Like Old Faithful, you can always expect crowds at the Grand Prismatic Spring. Crowds will be less in the colder months or very early in the morning. You can park in the Grand Prismatic Spring parking lot in Midway Geyser Basin, but the lot is known to fill up. You can experience the area on foot, with several boardwalks that take you close to the action. There’s also the Grand Prismatic Viewing Platform along the Fairy Falls Trail, which is about a two-mile hike from the spring itself.
Best Time to Visit Grand Canyon of the Yellowstone
The Grand Canyon of the Yellowstone is (you guessed it) a large canyon that runs through Yellowstone Park. But “large” is an understatement here. The Canyon is over 24 miles long and can reach up to 4000-feet wide and 1200-feet deep in certain areas. As such, there’s a lot to see and discover in the Grand Canyon of the Yellowstone – from hiking trails, scenic drives, and walking trails on either side of the Canyon’s rim.
The most popular tourist spots in the Canyon (for good reason) are Artist’s Point and the Upper/Lower Falls. Artist’s Point is located on the South Rim of the Canyon and offers an incredible view of Lower Falls. Both the Lower and Upper Falls are worth seeing, offering you great views of Yellowstone River, which runs through the Canyon.
Or, you can take Uncle Tom’s Trail, which takes you right down into the Canyon (via multiple stair-sets). But there are so many more things to see and do along either of the Canyon’s rims. Click here if you want more info on finding the trails, including trail maps and information.
Best Time to Visit Lamar Valley
Checking out the wildlife in Yellowstone is a must, and there is no better spot than the park’s wide-open valley regions. Along with Hayden Valley, Lamar is one of the best spots to take it all in.
Lamar Valley is between the park’s Northeast Entrance and Mammoth Hot Springs and is accessible on Beartooth Highway. The valley is sprawling, with vegetation, rivers, wildflowers, and more. It’s an ideal place for a wildlife sighting, including bison, elk, grizzlies, bald eagles, wolves, bighorn sheep, and more. But remember, don’t feed the animals!
The valley also features many opportunities to explore on foot, including hiking trails, walking trails, and more. Click here for more information on all the trails accessible in this area.
Best Time to Visit Upper Geyser Basin
Home to Old Faithful, there are plenty more reasons to visit the Upper Geyser Basin. The Upper Geyser Basin contains the densest concentration of geysers in the entire world, with the Basin alone containing about 25% of the world’s geysers. Pretty impressive and definitely a sight to behold.

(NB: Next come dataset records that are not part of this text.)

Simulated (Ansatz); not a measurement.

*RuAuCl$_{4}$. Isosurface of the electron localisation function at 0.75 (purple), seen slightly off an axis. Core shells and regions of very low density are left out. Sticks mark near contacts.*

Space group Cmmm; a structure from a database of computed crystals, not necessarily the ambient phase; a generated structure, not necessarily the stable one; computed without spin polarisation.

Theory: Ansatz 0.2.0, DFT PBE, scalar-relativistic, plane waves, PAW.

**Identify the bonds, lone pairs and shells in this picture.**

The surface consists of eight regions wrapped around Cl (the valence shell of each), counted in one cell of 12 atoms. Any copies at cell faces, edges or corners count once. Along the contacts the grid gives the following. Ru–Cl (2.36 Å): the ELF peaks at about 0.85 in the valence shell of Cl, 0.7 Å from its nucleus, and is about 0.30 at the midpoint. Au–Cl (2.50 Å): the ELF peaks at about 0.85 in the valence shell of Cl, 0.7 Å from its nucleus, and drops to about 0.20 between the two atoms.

You’ll obviously want to check out Old Faithful, but we’ve already covered that above. There are so many things to see that you’ll probably want to walk along one of the area’s hiking trails. Be sure to check out Morning Glory Pool, a colorful pool that rivals the Grand Prismatic Spring in its beauty (and is always less crowded).
Morning Glory Pool is accessible via the Upper Geyser Basin Loop, a walking trail about 4.5 miles long, taking you past many of the region’s popular sites.
The entire region is roughly three miles across, so it will take some time to see it all. That said, you can do it in a day if you’re ready to walk!
Festivals & Events in Yellowstone
There is plenty to see and do inside Yellowstone National Park, and we’ve only scratched the surface above.
If you’re visiting Yellowstone’s surrounding areas during particular times of the year, you’ll want to check out some popular annual events. We’ll cover a few of our favorites below. Note that, due to the sheer size of Yellowstone, event accessibility depends on where you are staying.
Targhee Music Festival – The Targhee Music Festival is one of the most popular music festivals near Yellowstone. It features a diverse lineup of musical acts in a neat outdoor venue. The Targhee Music Festival takes place each year in July and is a great way to soak up music and food while enjoying the mountain lifestyle. The event is at Grand Targhee Resort, which offers plenty of lodging, entertainment, and accommodations. Best of all, the resort is under a 20-minute drive to Yellowstone.
Cheyenne Frontier Days – Located in Cheyenne, Wyoming, Cheyenne Frontier Days bills itself as the World’s Largest Outdoor Rodeo and Western Celebration. We can’t officially verify that claim, but we can say that you’ll have a good time! There are plenty of booths, vendors, live music, games, and more, all centered around the Cheyenne Frontier Rodeo. The event is lots of fun, but do note that it’s a couple of hours’ drive from Yosemite. Cheyenne Frontier Days takes place in July each year.
Jackson Hole Sled Dog Race – Jackson Hole is located roughly 60 miles from Yellowstone’s South Entrance. Jackson Hole is a popular destination for all sorts of winter and summer activities (most notably its world-class downhill skiing). The annual sled dog race usually starts in late January each year. The race goes right through downtown Jackson Hole, and spectators can get a great view of this traditional sport.
Best Time to Visit Yellowstone
Thanks for reading our comprehensive guide to Yellowstone Park, and the best time to see this magnificent National Park yourself. There’s a reason Yellowstone remains one of the most visited National Parks in the entire world. From geysers to canyons to valleys and so much more, there’s something for everyone in Yellowstone.
Best Time to Visit Yellowstone FAQs
When is it Winter in Yellowstone?
Winter conditions in Yellowstone go from December to March. Winters in Yellowstone are cold and snowy, with temperatures routinely dipping below freezing. As such, visitors generally avoid the park during winter. But if you enjoy snowy vistas and don’t mind the temperatures, there’s still a lot to see.
The winter season brings a unique opportunity to beat the summer crowd, and a stay at the Old Faithful Snow Lodge and a winter tour is a unique experience you won’t forget.
How Long Does It Take to See All of Yellowstone?
Yellowstone National Park is massive, covering over 2 million acres of land. Seeing everything the park has to offer would probably take years, if not lifetimes. That said, if you’re looking to knock off the major tourist sites in Yellowstone (Old Faithful, Grand Prismatic, Grand Canyon of the Yellowstone, etc.) you can do it all in a single vacation.
All the main tourist hotspots are accessible by car, but it might be a few hours of driving in between spots. As long as you don’t mind all the driving, you can see the top sites in a few days.